What a touching and disturbing film Our Mother’s House is. Every single actor onscreen is completely invested in their role. Dirk Bogarde makes you hate the scheming loser he portrays as he lies and mistreats the children. The child actors are incredibly talented and all establish their own individual characters so that the viewer truly empathizes with them.
I would consider Our Mother’s House to be a drama with sprinkles of thrills and chills here and there. The scenes of the oldest daughter (Pamela Franklin) trying to contact their dead mother via a sort of séance add a little supernatural flavor to the movie as well. They never really tell you whether she’s actually talking to the deceased or faking it to make the children listen to her. Franklin was perfect for the role and continued to freak people out as a clairvoyant in The Legend of Hell House a few years later.
Our Mother’s House is manufactured on demand and is only available on DVD. It contains a trailer for the film that runs a little over two and a half minutes long.
Although it’s unrated, Our Mother’s House would garner a PG at the least by today standards. It’s a pretty intense film that deals with death and the effects it has on children. The movie contains light profanity, brief adult situations, alcohol and smoking, and some frightening and intense sequences. The part where the mother is lying lifeless in bed with the children surrounding her is one of the most shocking and realistic depictions of death I’ve ever seen onscreen.

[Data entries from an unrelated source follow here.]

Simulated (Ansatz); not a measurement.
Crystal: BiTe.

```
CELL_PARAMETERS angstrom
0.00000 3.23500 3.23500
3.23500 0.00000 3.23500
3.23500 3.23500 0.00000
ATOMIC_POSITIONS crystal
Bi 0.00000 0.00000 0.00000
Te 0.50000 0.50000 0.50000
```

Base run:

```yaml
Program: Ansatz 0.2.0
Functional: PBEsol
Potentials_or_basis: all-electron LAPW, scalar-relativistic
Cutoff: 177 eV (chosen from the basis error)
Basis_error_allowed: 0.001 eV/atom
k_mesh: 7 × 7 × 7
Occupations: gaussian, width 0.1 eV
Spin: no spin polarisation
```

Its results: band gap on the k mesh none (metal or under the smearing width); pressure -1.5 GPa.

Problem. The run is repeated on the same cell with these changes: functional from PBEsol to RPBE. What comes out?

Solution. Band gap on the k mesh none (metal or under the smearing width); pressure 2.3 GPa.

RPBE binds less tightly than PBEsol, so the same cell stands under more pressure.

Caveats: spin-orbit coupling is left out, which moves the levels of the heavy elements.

Our Mother’s House is another fine example of a classic film somehow being overlooked by cinema enthusiasts. It’s a brilliant family drama blended with just the right amount of effective creepiness to keep you in suspense. The child actors never failed to impress me as they moved from emotion to emotion. Here’s hoping that Warner Archive’s resurrection of the movie garners it some overdue attention.
Our Mother’s House is available now on DVD.